[Checkins] SVN: zope.index/trunk/ - Port okascore.c optimization used in okapiiindex from Zope2 catalog
Chris McDonough
chrism at plope.com
Tue Jun 9 19:13:54 EDT 2009
Log message for revision 100775:
- Port okascore.c optimization used in okapiiindex from Zope2 catalog
implementation. This module is compiled conditionally, based on
whether your environment has a working C compiler.
- Don't use ``len(self._docweight)`` in okapiindex _search_wids method
(obtaining the length of a BTree is very expensive at scale).
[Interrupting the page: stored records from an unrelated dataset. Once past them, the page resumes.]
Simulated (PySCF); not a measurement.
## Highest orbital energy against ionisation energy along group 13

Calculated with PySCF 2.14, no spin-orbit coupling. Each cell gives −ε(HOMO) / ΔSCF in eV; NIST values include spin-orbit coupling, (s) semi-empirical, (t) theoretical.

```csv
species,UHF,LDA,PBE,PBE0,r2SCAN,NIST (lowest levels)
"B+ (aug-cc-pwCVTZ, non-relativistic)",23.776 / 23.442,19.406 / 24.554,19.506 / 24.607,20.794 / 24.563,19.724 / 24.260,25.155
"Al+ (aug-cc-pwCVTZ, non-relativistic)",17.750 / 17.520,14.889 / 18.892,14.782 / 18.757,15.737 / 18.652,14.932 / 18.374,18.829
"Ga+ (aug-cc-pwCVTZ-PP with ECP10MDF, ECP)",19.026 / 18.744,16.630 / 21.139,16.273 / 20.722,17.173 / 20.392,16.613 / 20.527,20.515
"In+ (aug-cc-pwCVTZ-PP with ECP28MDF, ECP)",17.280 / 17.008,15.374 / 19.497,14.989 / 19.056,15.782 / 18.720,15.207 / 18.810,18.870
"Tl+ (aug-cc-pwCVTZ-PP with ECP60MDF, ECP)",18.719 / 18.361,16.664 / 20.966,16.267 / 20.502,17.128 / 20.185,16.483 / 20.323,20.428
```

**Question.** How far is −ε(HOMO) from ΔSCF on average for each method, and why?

Instead use self.documentCount(). Also a Zope2 port.
Changed:
U zope.index/trunk/CHANGES.txt
U zope.index/trunk/setup.py
_U zope.index/trunk/src/zope/index/text/
U zope.index/trunk/src/zope/index/text/okapiindex.py
A zope.index/trunk/src/zope/index/text/okascore.c
U zope.index/trunk/src/zope/index/text/textindex.txt
-=-
Modified: zope.index/trunk/CHANGES.txt
===================================================================
--- zope.index/trunk/CHANGES.txt 2009-06-09 22:56:13 UTC (rev 100774)
+++ zope.index/trunk/CHANGES.txt 2009-06-09 23:13:53 UTC (rev 100775)
@@ -4,8 +4,14 @@
3.5.2 (unreleased)
------------------
-- ...
+- Port okascore.c optimization used in okapiiindex from Zope2 catalog
+ implementation. This module is compiled conditionally, based on
+ whether your environment has a working C compiler.
+- Don't use ``len(self._docweight)`` in okapiindex _search_wids method
+ (obtaining the length of a BTree is very expensive at scale).
+ Instead use self.documentCount(). Also a Zope2 port.
+
3.5.1 (2009-02-27)
------------------
Modified: zope.index/trunk/setup.py
===================================================================
--- zope.index/trunk/setup.py 2009-06-09 22:56:13 UTC (rev 100774)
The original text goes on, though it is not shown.